TheCorporateCounsel.net

April 26, 2017

Corp Fin: Will Bill Hinman Be the New Director?

We normally don’t comment on rumors, but we couldn’t ignore this WSJ article by Dave Michaels:

President Donald Trump’s choice to run the Securities and Exchange Commission is quietly assembling a cabinet of top staff members who spent their careers on Wall Street or advised companies on big deals, foreshadowing the Commission’s quick pivot toward a deregulatory agenda.

Aides to Jay Clayton, Mr. Trump’s pick as SEC Chairman, have interviewed or offered positions to people who would run the divisions that investigate wrongdoing and fraud, regulate public companies and oversee stock exchanges, according to people familiar with the matter. The group of expected hires includes William Hinman, a partner at Simpson & Thacher LLP, who is likely to run the SEC division that writes the rules for public company disclosures.

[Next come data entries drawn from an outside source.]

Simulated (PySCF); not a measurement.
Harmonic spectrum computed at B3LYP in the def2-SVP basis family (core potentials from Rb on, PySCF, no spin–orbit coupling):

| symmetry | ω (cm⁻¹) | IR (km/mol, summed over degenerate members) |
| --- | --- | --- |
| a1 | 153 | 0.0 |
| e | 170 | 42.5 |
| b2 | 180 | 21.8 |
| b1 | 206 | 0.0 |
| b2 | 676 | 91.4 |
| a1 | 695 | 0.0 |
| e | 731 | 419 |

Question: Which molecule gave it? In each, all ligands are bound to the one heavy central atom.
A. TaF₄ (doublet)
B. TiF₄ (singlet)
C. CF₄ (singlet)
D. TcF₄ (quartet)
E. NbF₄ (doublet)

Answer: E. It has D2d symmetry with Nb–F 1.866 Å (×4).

The full Senate is expected to vote on Mr. Clayton’s nomination as soon as early May.

The SEC’s six division directors have often come from Wall Street or from law firms that advise or defend financial companies. Mr. Hinman, who donated to Hillary Clinton’s presidential campaign, was the top American lawyer advising Alibaba Group Holding Ltd. on its $25 billion initial public offering, one of the biggest ever in U.S. markets. He began his career in New York before moving to Silicon Valley in 1994 and becoming a top legal adviser on tech IPOs.

A spokesman for Mr. Clayton declined to comment on any hiring efforts, saying the nominee “remains focused on the Senate confirmation.”

Financial Choice Act 2.0: CII Weighs In

A few days ago, CII delivered a letter to the House Financial Services Committee in advance of today’s hearing. Broc is quoted on pg. 14 based on an excerpt from this blog.

We’re posting memos about the Choice Act in our “Regulatory Reform” Practice Area

SEC & CFTC Merger: The Pipe Dream Continues?

Here’s the intro from this WSJ article by Andrew Ackerman:

Does the U.S. need two separate market cops in Washington? That question is generating a lot of discussion early in the Trump administration as U.S. policy makers consider ways to streamline the federal bureaucracy by potentially merging the Commodity Futures Trading Commission into the Securities and Exchange Commission.

To be sure, the idea of combining the scrappy CFTC with the much larger and more bureaucratic SEC remains politically contentious and is highly unlikely to ever materialize. It is an idea that has been kicking around Washington for decades—and remained an idea. But some policy heavyweights support it. They include former Federal Reserve Chairman Paul Volcker , the conservative Heritage Foundation and Barney Frank, the retired Democratic congressman from Massachusetts. Mr. Frank has said he regrets that his namesake regulatory-overhaul law, the 2010 Dodd-Frank Act, didn’t merge the two regulators. The fact that they operate separately is the “single largest structural defect in our regulatory system,” he said in a 2012 statement shortly before retiring.

If the government could start from scratch, it wouldn’t have two separate agencies, supporters of a merger say. Proponents also argue a merger would simplify the regulation of financial firms that must adhere to rules set by two separate entities. A bank, for instance, might be regulated by the SEC as a publicly traded company, a broker and an asset manager. The same bank might be subject to CFTC oversight as a futures commission merchant (the equivalent of a broker) and a swap dealer. (The SEC also regulates swap dealers, as it shares jurisdiction with the CFTC over swaps, but it only oversees a sliver of the market.)